According to Statistics Canada, manufacturing sales fell 2.1 percent to $57.1 billion in April, on lower sales in 11 of 21 industries. Much of the decline was attributable to lower sales of transportation equipment and petroleum and coal products.
Manufacturing sales excluding the transportation equipment industry increased 1.5 percent in April, the 12th consecutive monthly gain.
Total inventories rose 0.8 percent to $89.2 billion in April on higher inventories of machinery (+5.0 percent), motor vehicles (+8.7 percent) and food (+1.5 percent). Inventories were down in the aerospace product and parts (-2.2 percent) and the non-metallic mineral product (-7.5 percent) industries.
The inventory-to-sales ratio increased from 1.52 in March to 1.56 in April. The ratio measures the time, in months, that would be required to exhaust inventories if sales were to remain at their current level.
Unfilled orders edged down 0.1 percent to $87.0 billion in April on lower unfilled orders of aerospace products and parts (-1.2 percent) and computer and electronic products (-6.1 percent). On a year-over-year basis, unfilled orders were down 11.4 percent.

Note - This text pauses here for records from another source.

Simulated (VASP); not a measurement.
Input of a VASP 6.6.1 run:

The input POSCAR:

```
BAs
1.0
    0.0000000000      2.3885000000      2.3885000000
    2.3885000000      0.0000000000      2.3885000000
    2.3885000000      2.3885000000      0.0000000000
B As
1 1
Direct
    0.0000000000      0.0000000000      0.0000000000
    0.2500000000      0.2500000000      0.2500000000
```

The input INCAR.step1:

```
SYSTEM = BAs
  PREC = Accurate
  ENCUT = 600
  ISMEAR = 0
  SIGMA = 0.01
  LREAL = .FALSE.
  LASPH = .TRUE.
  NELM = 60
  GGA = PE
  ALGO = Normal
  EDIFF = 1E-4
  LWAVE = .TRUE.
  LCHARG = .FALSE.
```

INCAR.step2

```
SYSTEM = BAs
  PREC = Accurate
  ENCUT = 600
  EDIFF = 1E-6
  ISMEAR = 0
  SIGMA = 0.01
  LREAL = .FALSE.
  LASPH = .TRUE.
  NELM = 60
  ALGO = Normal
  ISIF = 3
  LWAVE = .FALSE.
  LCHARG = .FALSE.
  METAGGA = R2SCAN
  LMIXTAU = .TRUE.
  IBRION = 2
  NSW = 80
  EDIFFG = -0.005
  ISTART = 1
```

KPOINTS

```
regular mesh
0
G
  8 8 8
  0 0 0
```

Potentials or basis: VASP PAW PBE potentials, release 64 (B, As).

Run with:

The total value of new orders decreased 2.5 percent to $57.0 billion in April, driven by lower new orders in the transportation equipment industry (-20.8 percent). New orders rose 8.5 percent at chemical manufacturers.
The capacity utilization rate (not seasonally adjusted) for the total manufacturing sector fell from 80.1 percent in March to 75.6 percent in April, driven by lower production.